Staging treated/untreated business keys

Hi everyone,
I have a question about whether people currently persist (if at all) both the untreated and treated business key in the staging table before loading into the target hub. It is good practice to hold the raw business key attributes and the standardised ones separately? Given that the untreated business key may be loaded into a target satellite table (this is my default view) this kind of makes sense as you would need two source attributes for these separate target attributes. Otherwise you would have to apply business key treatment in the load into the hub itself, which seems counterintuitive to the purpose of doing a lot of the legwork (generated hashkeys, hash diffs etc) in the staging load.

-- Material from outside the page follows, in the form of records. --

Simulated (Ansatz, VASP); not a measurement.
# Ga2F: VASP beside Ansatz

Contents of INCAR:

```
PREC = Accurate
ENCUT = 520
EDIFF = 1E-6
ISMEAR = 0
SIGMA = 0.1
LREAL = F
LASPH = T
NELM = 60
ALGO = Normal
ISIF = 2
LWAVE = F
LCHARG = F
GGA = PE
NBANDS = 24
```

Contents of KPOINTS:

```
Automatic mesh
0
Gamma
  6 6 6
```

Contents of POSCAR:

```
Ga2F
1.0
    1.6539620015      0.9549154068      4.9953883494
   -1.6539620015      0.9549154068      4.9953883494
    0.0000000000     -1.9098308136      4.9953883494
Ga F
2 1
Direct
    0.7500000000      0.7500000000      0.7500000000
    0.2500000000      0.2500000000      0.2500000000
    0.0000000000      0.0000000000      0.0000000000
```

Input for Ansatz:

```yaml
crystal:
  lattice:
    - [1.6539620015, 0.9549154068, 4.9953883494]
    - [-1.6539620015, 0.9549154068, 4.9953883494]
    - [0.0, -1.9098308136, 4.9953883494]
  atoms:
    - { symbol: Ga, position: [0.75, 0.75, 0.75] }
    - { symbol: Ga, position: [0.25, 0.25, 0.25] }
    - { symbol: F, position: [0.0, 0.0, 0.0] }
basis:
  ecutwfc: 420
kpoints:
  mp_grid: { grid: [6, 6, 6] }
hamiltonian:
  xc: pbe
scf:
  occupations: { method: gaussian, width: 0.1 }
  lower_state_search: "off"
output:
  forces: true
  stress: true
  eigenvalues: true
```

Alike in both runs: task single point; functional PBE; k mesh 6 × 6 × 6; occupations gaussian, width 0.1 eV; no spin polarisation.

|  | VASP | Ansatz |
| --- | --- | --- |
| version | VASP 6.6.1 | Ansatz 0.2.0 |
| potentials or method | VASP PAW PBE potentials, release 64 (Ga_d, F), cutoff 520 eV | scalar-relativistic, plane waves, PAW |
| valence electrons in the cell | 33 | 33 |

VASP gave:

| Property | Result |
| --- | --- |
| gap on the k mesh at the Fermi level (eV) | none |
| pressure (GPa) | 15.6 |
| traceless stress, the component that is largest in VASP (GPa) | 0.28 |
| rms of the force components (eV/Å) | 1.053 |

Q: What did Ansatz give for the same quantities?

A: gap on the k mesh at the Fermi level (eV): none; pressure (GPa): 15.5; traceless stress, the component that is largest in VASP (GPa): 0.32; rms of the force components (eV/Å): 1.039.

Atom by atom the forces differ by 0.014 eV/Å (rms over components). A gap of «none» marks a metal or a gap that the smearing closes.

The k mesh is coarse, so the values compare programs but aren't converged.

If so, is there any guidance on naming the two separate variants of the same source attribute?

My view is as follows…

Source file:
account_code

staging table:
account_code ← raw BK
dv_treatedbk_account_code ← treated BK

I guess it doesn’t really matter if the DV prefixed cols was flipped to be the untreated raw value (dv_rawbk_)… I’m probably picking at hairs here, if the only thing that matters is consistency!

Cheers,
John

Hey John,

Nice to see you on here!

  • Untreated Bkeys appears as attributes in the Satellite table — therefore no naming standard, you load it as it came form source like all other attributes.
  • Treated Bkey in the Hub conforms to the naming standard you and your modellers have decided.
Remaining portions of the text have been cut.